In other words, I am not now XSTP, I merely adapted to a situation and now using Se. The same goes when I use my Ni and Fe. 

For those who are new to the forum, but have at least a couple of hundred posts under your belt, you should know dichotomies are: E/I, S/N, T/F, J/P. When put to use we refer to them as codes, i.e. I-S-T-P. ISTP is merely a title, no different than other titles like the Mechanic, the Crafter, the Analyzer Observer, ISTj or any other title referring to someone preferring particular function hierarchy. 
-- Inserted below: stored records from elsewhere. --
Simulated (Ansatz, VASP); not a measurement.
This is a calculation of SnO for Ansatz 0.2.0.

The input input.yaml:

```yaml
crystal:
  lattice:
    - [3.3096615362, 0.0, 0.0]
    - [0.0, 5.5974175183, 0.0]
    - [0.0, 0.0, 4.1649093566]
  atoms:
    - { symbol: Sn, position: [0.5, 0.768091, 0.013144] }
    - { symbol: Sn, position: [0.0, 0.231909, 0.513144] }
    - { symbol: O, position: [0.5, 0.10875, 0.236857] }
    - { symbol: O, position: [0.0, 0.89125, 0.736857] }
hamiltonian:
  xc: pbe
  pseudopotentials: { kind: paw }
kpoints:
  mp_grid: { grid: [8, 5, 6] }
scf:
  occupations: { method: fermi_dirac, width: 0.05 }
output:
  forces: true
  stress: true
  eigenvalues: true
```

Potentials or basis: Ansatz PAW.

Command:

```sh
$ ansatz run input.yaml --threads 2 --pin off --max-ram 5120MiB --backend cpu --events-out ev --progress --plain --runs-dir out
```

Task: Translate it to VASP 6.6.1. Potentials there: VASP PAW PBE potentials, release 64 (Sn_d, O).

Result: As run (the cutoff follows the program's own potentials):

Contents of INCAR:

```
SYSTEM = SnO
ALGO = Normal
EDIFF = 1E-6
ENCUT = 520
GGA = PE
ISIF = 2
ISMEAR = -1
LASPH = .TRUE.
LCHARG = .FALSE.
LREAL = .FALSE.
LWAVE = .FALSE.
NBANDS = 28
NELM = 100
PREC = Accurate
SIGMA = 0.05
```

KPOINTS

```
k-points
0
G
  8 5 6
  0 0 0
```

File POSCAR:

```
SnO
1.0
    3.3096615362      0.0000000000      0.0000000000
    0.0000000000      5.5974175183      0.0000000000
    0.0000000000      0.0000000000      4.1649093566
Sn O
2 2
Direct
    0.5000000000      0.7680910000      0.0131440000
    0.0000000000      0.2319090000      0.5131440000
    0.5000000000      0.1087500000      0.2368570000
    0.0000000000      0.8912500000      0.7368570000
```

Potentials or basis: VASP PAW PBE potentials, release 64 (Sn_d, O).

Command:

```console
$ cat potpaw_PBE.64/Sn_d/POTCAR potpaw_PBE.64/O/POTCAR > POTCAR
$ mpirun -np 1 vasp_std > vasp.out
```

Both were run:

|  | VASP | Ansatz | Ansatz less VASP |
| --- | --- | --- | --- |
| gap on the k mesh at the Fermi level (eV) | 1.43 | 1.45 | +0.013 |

Here lies the problem. These letters have absolutely no functional purpose, but to provide name for a type. No real purpose or value can be considered when using dichotomies. E and I are attitudes that give direction to how we prefer to use our energy, outward toward the object (E) or inward toward the Self (I). Without a function, this is merely a vacant vessel waiting for connection to give it purpose. That requires a function. For those who are aware what function means, this is for those who may be struggling. S and N are perceiving functions that allow us to process information. And T and F are judging functions with a purpose of making decisions. The functions cannot work without E/I to give direction inward or outward. 

Q: Oops, you missed two, J/P!

A: No J/P are not functions, they’re dichotomies. Judging (J) and Perceiving (P) are sub-categories derived by Jung to distinguish the functions. Other than that they serve no purpose except to help one discover their overall four-letter code. As I have said on many occasions, these two letters are redundant in that they merely repeat what we already know from the second and third letters, that we extravert with the second letter (S/N) if a “P” or the third letter (T/F) if a “J”. That’s it. I had introduced in the past, list of codes that can easily substitute the existing codes as we know them without the use of the J/P code:

INTP = Ti-Ne = ITN
ISTP = Ti-Se = ITS
INTJ = Ni-Te = INT
ISTJ = Si-Te = IST
ENFP= Ne-Fi = ENF
ENFJ = Fe-Ni = EFN 
And so on……….

Myers and Briggs did not intend for people to try and use her dichotomies as an applicable means. MB and her enthusiasts referred to the functional hierarchy as illustrated below here:










As you can see, the functions for ISTP are T-S-N-F. This at least gives it’s user an idea of which functions actually come into play. However TSNF is confusing since two types use that hierarchy ISTP and ESTJ. Essentially there are 8 hierarchies for all the types. What distinguishes ISTP and ESTJ are the directions of energy. As a result ISTP = Ti-Se-Ni-Fe and ESTJ = Te-Si-Ne-Fi. This is what makes them completely different types. The same goes for the others as well. As a result now there instantly become 16 types.

Another more basic understanding in the use or misuse of Xs stems from simply not knowing our temperament. Frannyy started a thread recently on *ISTJs catering to others*. The inquiry made deserved a simple answer that all SJ types have serving others as one of their core values. No particular function came into play. Thanks for keeping us honest Frannyy, since I admit that I also became instantly caught up in the function process fervor. This is also indicative when I see people claiming to be IXTP, IXFP, IXTJ, ESXJ and so on. A simple clue that the confusion is most likely based on temperament preference is when the confusion surrounds actual functions, but not always since ISTX could stem from not knowing whether one prefers the Improviser or the Stabilizer temperament.


----------